What, in your expert opinion, could I do next to remedy my situation? Rebuild the entire network from scratch? Replace the controller?

Thanks in advance!

PS: Not sure if helpful but here is a picture of the topology. The 2 red nodes are temporarily out-of-use: image

AlCalzone commented 11 months ago

Looking at that graph, I'm inclined to say the position of your controller may still not be ideal. Most of the nodes are not connected with 100 kbit/s. If changing the location does not help, you may want to look into setting priority routes. Those are routes that are always attempted first when sending a command to a device. It makes the most sense when forcing a direct connection at high speed. You can do that on the network map, select a node where you are relatively sure it should have a direct connection, select no repeaters and 100 kbit/s speed, then save the priority route and ping the device to confirm. If that helps, it may indirectly help your further-away devices too.

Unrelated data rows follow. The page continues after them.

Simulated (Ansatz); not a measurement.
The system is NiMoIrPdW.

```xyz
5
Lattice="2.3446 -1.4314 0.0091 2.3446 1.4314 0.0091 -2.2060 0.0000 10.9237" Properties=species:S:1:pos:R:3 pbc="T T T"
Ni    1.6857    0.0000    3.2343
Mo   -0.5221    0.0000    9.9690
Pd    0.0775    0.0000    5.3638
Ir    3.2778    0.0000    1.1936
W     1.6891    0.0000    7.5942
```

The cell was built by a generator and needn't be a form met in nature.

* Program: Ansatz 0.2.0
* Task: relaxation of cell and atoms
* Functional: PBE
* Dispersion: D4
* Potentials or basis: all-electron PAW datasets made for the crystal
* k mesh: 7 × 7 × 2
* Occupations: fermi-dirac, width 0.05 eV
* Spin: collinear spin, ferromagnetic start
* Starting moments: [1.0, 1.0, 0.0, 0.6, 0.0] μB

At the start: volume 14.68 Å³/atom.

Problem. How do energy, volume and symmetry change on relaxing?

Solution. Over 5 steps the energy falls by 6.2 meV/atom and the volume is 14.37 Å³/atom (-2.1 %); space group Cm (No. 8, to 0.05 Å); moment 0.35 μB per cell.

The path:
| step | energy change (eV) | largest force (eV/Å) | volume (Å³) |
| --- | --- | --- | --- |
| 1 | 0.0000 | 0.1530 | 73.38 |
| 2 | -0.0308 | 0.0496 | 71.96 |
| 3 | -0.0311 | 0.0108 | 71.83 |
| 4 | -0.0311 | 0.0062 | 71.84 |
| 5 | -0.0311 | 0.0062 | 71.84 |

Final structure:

ZW090 Aeotec Gen5. I've been thinking for a while I should upgrade to a newer version, would that solve any of my issues?

Honestly, I'd currently not upgrade. The 700 series is a shitshow, especially in Europe, and upgrading to 800 series requires you to unpair and re-pair all your devices, at least for now.

niemyjski commented 11 months ago

Also, how does one set priority routes via ha?

AlCalzone commented 11 months ago

By using the Z-Wave JS UI addon ;)